The Court's review of the prosecution history also did not remedy the issue: during prosecution Enviro Tech used “about” inconsistently across office action responses and never specifically explained what the term meant—in some instances failing to address the term entirely. The Court also rejected Enviro Tech’s argument that amending the lower bound from “about 7.3” to “about 7.6” implicitly disclaimed deviations greater than 0.3, noting the absence of “repeated and consistent remarks” or explanatory amendments tying “about” to that range. 
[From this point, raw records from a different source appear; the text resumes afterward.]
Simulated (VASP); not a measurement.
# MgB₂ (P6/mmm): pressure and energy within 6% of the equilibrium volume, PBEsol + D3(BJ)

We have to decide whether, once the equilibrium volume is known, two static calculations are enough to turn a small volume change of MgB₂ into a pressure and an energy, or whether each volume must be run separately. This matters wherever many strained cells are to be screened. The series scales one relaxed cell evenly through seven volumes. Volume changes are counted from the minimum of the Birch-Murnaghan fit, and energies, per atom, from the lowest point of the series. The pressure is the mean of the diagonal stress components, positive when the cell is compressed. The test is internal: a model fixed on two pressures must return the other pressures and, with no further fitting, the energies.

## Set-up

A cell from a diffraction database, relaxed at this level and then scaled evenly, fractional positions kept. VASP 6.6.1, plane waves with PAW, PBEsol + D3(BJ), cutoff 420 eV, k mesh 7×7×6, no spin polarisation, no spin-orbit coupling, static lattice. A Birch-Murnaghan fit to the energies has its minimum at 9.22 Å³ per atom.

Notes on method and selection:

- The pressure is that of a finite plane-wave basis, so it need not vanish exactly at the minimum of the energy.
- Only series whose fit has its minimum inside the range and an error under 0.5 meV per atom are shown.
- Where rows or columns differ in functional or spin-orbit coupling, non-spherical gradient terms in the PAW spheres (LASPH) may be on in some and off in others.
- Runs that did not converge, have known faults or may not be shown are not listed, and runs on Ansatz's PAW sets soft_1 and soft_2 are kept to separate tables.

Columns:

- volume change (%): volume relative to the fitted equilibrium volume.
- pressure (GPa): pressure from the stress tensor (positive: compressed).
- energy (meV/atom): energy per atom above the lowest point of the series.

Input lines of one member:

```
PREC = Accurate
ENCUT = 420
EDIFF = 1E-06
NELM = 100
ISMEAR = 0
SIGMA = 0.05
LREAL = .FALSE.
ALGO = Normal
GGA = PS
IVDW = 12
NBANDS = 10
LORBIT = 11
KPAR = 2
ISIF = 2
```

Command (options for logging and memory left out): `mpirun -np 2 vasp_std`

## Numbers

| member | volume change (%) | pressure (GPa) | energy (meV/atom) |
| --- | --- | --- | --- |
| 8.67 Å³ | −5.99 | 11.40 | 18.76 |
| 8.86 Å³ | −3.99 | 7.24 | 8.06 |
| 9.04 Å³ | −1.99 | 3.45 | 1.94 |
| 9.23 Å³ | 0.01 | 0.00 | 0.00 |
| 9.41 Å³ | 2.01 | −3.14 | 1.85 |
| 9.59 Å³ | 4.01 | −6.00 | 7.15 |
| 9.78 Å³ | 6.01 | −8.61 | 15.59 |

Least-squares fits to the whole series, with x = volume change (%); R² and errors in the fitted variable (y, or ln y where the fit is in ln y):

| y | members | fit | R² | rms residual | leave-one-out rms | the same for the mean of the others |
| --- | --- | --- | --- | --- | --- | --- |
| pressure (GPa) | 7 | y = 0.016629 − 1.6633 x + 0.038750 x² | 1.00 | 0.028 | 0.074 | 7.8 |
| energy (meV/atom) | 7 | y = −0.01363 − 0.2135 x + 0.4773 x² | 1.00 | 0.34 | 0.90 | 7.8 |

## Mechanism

A final decisive factor was the proximity of the prior art, highlighting a need for precision when a claim is narrowed to traverse specific disclosures in the art. During prosecution, according to the Court, asserted claim 1 was amended specifically to avoid a particular prior art reference which disclosed the use of a pH of 7.0. Given this specific disclosure in the prior art, the court held that the “definiteness requirement of § 112 necessitates much more clarity than using the vague term ‘about.’” Since the specification of the '321 Patent disclosed a specific range of "pHs of 6-10," which would in part fall within the cited prior art, the Court found that, in this scenario, the claims needed to claim more than just an approximate range (using the term “about” as they did here), but something with greater clarity. 

We have long held that words like “about” and “approximately” may be appropriately used to “avoid[] a strict numerical boundary to the specified parameter.” . . . [H]owever, the parameter's range must be reasonably certain based on the "technological facts of the particular case."